Looking at some of the files using a Hex Editor it was immediately apparent that there was a consistent pattern of bytes at the start of each file. A string which read 'Spectral Data File' which was represented by 53 70 65 63 74 72 61 6C 20 44 61 74 61 20 46 69 6C 65 in hexadecimal. Note that I actually thought the pattern was longer but advice received from the PRONOM team suggested that it was better to cut it down.

I also looked at the end of each file and at first sight there appeared to be consistency here too with each file ending with the same few bytes. This hypothesis was blown out of the water when I looked at a sample file that I had discovered online which did not display this pattern (but luckily did have the same bytes at the start of the file).

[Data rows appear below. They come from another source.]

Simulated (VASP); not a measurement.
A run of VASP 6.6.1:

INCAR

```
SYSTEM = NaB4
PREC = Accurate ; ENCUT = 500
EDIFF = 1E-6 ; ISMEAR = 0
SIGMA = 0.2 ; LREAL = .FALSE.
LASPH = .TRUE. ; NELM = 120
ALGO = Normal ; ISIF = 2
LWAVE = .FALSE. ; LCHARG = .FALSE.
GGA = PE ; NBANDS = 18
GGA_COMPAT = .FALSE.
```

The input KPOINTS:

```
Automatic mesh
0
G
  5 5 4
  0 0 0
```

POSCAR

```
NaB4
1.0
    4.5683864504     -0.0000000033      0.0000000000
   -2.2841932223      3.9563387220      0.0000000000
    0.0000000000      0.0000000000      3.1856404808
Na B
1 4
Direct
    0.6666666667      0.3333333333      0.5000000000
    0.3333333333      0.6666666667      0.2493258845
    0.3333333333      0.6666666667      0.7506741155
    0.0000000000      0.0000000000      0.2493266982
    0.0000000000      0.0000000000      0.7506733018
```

This is why it is so important to have sample data that comes from more than one source. A set of files from a single researcher may have misleading patterns that have occurred just because of the consistent way in which they work, rather than this being a true feature of the format itself.

So, once I'd looked at all 33 files and had convinced myself the hypothesis was solid, I went to the online signature development tool provided by The National Archives and created my signature.

PRONOM signature development tool

This was relatively easy to use but there were areas where more guidance was needed (so questions were fired off to the PRONOM team and a speedy response was received). I'm hoping that in the future there will be more documentation to help guide the completion of this form - so that people know how best to name the signature, where to find a definitive list of Mimetypes (this is the list they suggested I looked at), and what the Version field should contain (it is for the version of the file format if this is apparent/relevant - not the version of the signature you are creating).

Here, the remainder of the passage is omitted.